And now, for a little religious interlude to mark Palm Sunday:
(Note: I am recycling this diary, with minor modifications, from one I wrote two years ago.)
I had planned for some time to write about one of my favorite short essays today: Kurt Vonnegut's Palm Sunday Sermon to the congregation of St. Clement's Episcopal Church in 1980, which is reprinted in his wonderful self-described "autobiographical collage" of essays, Palm Sunday. Why people should want to read a diary by a non-observant Jew recounting the observations of a freethinking atheist on a verse of Christian Scripture is beyond me, but the short essay is so good -- as the dearly departed Vonnegut himself must have known, hence the title of his book and the prominent placement of this essay as the last piece within it -- that it is worth risking a few contradictions to get you, the reader, to read it.
Publishing an entire essay (though in this case it is just over five pages of a larger chapter) is, of course, questionable copyright practice, so the person who pasted the whole thing into a comment two years ago (that's what the above link is) has helped me solve the question of how to get you to read the whole thing. But should his comment ever be taken down, he in turn snarfed the essay from this site, a religious site (that has it as the April 13, 2003 entry under the "Sermons Tab"); it contains this copyright information: "Printed in the San Francisco Chronicle's Review (of books), 14 September, 1980. 'Used by permission from The Nation magazine, copyright 1980, The Nation Associates, Inc.'" Good enough for me.
Personally, I like Vonnegut's essays better than his fiction: like Isaac Asimov, his ideas are better than his dramatic presentation, and essays allow the reader to experience them in their most concentrated form. And you can find few better essays for yourself or your loved ones than this book, should you decide to buy a copy.
Vonnegut's concern is with John 12:8, which he notes has often been cited by Christians as justification -- if you ignore most of Jesus' other teachings -- for not taking action to ameliorate poverty. You've probably heard that verse:
For the poor always ye have with you; but me ye have not always.
I don't want to take away from Vonnegut's presentation of his thesis by recounting it here: go read the essay right now, dammit! (It won't take long.) But suffice to say that Vonnegut reads it as a mordant joke, from which all of the juice has been squeezed out by a stilted translation. To Vonnegut, not only did Jesus have a penis and possibly dry skin from the desert as well as other wholly human body parts, but he had some serious wit -- a thesis that, in keeping with readings of his own teachings, seems pretty reasonable.

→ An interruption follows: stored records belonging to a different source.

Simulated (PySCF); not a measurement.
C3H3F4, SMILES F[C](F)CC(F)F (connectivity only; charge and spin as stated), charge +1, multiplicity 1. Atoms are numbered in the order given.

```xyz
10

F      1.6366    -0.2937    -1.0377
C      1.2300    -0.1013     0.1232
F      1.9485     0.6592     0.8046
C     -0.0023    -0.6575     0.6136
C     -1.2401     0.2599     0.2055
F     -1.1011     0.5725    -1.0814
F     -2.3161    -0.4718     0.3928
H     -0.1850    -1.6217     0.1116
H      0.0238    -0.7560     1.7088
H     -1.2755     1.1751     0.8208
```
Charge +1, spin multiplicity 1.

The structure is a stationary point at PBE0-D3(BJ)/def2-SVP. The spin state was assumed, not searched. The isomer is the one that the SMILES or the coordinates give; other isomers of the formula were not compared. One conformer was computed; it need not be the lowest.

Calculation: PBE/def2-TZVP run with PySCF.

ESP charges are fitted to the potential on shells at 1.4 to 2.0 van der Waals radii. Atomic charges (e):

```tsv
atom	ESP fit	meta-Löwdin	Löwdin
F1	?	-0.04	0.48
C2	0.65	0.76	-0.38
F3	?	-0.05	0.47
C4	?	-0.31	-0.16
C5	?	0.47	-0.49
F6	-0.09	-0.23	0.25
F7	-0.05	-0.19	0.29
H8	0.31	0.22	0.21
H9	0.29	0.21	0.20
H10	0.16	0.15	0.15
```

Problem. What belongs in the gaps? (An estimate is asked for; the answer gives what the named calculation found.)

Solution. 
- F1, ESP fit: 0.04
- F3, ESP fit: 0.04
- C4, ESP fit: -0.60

So this item is intended as a mini-"Book Club" -- an "Essay Club," let's say -- for people who have read Vonnegut's lovely essay to comment on it and people who have not done so to do so and then let us know what they think. And anyone who would like to port it to Street Prophets (which I won't do myself only because I don't hang out there and couldn't respond to comments), please feel free.
I look forward to an interesting discussion of hypocrisy, interpretation of religious text to serve one's convenience, our own efforts to help the poor, and why a little pleasure from a massage with spikenard-scented oil is not incompatible with a moral life. It's highly compatible.